Sidestepping the borrow-checker

13 July 2019

Part 1 of a series on AppendList in Rust

Rust’s borrow checker is a powerful tool. It makes sure your code is safe by enforcing two rules, but they end up having a massive impact on program design.

  1. Multiple immutable references or one mutable reference at a time, but not both.
  2. References must always be valid.

Pretty much everyone who writes Rust has, at some point, tried to do some simple list manipulation…

let mut list = Vec::new();

// Add an item, then borrow it
list.push(1);
let first_item = &list[0];

// Oh no, we're modifying the list while it's borrowed! This fails to compile
list.push(1);
let second_item = &list[1];

// This *feels* like it should work
assert_eq!(first_item, second_item);

…and felt the wrath of the borrow checker.
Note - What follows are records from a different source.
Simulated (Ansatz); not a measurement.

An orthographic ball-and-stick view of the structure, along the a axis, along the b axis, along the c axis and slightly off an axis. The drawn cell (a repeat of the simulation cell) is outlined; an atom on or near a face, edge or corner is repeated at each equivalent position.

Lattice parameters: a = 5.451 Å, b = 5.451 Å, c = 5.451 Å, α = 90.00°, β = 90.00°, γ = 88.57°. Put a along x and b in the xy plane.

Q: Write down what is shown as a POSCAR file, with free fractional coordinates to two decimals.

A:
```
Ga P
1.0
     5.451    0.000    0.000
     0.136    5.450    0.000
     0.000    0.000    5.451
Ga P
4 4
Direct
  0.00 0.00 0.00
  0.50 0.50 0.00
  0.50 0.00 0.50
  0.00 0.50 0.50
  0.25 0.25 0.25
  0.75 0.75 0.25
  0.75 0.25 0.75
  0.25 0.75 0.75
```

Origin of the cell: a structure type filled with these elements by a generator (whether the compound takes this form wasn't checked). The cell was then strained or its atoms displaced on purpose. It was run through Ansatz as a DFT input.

error[E0502]: cannot borrow 'list' as mutable because it is also borrowed as immutable

Eventually, you pick up on what the compiler saying and structure your programs to satisfy the borrow checker. But it can sometimes be useful to bend the rules a bit. This post and the next one go into the design of AppendList, a data structure that lets the code above compile using interior mutability, unsafe, and logarithms.

The AppendList interface

We want a list that lets you append a new item while you hold references to other items it contains. In addition to creating a new (empty) list, we’ll want to do three main things:

In code form, it looks something like this:

pub struct AppendList<T> {
    // We'll discuss this later
}

impl<T> AppendList<T> {
    pub fn new() -> Self {
        // ...
    }

    pub fn get(&self, index: usize) -> Option<&T> {
        // ...
    }

    pub fn push(&self, item: T) {
        // ...
    }

    pub fn len(&self) -> usize {
        // ...
    }
}

Rust playground

In an actual release you’d probably want to implement Index and Default and maybe even FromIterator, but they’re not hard to derive from these.

The only really interesting one is the push method. It takes an immutable &self, but will have to modify the object. This is called interior mutability because you mutate the data inside a structure even though structure itself is immutable. The most well-known example is probably the std::cell::Cell::set method, which has exactly the same signature as push.

We want this because it lets us call push even when there are other references to the data structure.

By the way, this doesn’t fix the separate issue of references to some Vec elements interfering with access to other Vec elements. This is safe, but the borrow checker isn’t smart enough to recognize it. You can solve it in a Vec specifically using split_at_mut. This post only deals with pushing new elements onto the Vec as a whole, which even split_at_mut doesn’t help with.

The three approaches to interior mutability

Basically, the standard library has three tools that provide interior mutability:1

Cell is a hunk of memory that you can change through an immutable reference, but only if you make sure that it always holds valid data. In practice, this means that you can only swap values in and out, not edit the value in place. Also, you can’t get an immutable reference to its contents, so it won’t be enough for us.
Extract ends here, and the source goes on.